Great. That is all I wanted to be growing up. The specific medium of greatness didn't matter; I just wanted to reach that level.
Whether it was for the fame, the recognition, the feeling of accomplishment, whatever it was, I wanted it. Naturally, sports were the first realm of greatness that attracted me, so I thought I might achieve it through there.
Failure was not an option. In middle school, I would go to the track on the weekends and run more sprints for football. In high school, I was doing air squats in my bedroom and using our backyard stairs for agility drills.

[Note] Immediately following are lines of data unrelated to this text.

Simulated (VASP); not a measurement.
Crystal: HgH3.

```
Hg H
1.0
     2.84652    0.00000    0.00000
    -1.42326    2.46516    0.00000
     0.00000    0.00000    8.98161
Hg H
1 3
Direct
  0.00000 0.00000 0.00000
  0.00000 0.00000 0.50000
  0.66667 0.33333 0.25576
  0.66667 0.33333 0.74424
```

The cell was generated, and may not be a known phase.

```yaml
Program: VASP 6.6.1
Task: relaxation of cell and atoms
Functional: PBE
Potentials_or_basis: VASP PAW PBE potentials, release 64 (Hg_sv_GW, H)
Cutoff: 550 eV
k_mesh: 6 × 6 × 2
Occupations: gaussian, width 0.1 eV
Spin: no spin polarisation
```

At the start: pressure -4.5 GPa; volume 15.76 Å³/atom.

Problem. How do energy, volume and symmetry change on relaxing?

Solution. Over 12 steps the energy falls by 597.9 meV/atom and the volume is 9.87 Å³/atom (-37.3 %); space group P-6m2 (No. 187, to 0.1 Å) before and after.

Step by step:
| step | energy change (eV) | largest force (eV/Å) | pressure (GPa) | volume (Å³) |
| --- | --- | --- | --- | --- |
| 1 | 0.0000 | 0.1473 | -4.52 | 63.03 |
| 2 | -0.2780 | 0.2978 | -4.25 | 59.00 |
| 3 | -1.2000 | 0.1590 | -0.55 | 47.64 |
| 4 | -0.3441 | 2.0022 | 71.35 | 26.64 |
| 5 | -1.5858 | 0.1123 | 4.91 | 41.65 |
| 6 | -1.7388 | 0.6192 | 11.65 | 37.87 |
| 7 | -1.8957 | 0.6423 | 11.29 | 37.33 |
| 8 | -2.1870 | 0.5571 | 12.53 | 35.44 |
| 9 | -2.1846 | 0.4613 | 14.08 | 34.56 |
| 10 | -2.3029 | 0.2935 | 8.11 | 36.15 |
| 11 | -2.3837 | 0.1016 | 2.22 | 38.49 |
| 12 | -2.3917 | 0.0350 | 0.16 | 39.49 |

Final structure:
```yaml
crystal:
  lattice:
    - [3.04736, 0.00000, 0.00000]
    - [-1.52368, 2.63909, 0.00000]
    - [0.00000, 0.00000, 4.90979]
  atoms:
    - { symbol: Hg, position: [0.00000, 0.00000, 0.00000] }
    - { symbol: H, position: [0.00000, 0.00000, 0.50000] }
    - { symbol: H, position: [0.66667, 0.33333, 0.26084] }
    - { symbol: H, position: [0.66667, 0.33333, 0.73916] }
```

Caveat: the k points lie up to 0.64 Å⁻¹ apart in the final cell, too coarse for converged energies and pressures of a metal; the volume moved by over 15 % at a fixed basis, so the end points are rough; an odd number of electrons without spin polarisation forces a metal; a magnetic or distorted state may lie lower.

Being named an All-State running back, I was successful enough to be recruited by division 1 schools. I decided to attend the United States Military Academy at West Point. Maybe not the greatest school for NFL aspirations when I arrived, but a long history of great people who attended appealed to me. I continued the grind, doing extra footwork and agility drills with the other running backs. Whenever I had free time I was watching the highlights of Walter Payton, Barry Sanders, Reggie Bush, Stephen Jackson; any great running back. I would visualize and practice their moves.
I worked hard enough to earn All-Independent (West Point Football is not in a conference) and Academic All American honors as a junior and a finalist for the Bill Campbell Trophy as a senior. My college career culminated with a pro day where the Jets attended, and I had a phone call with the Falcons.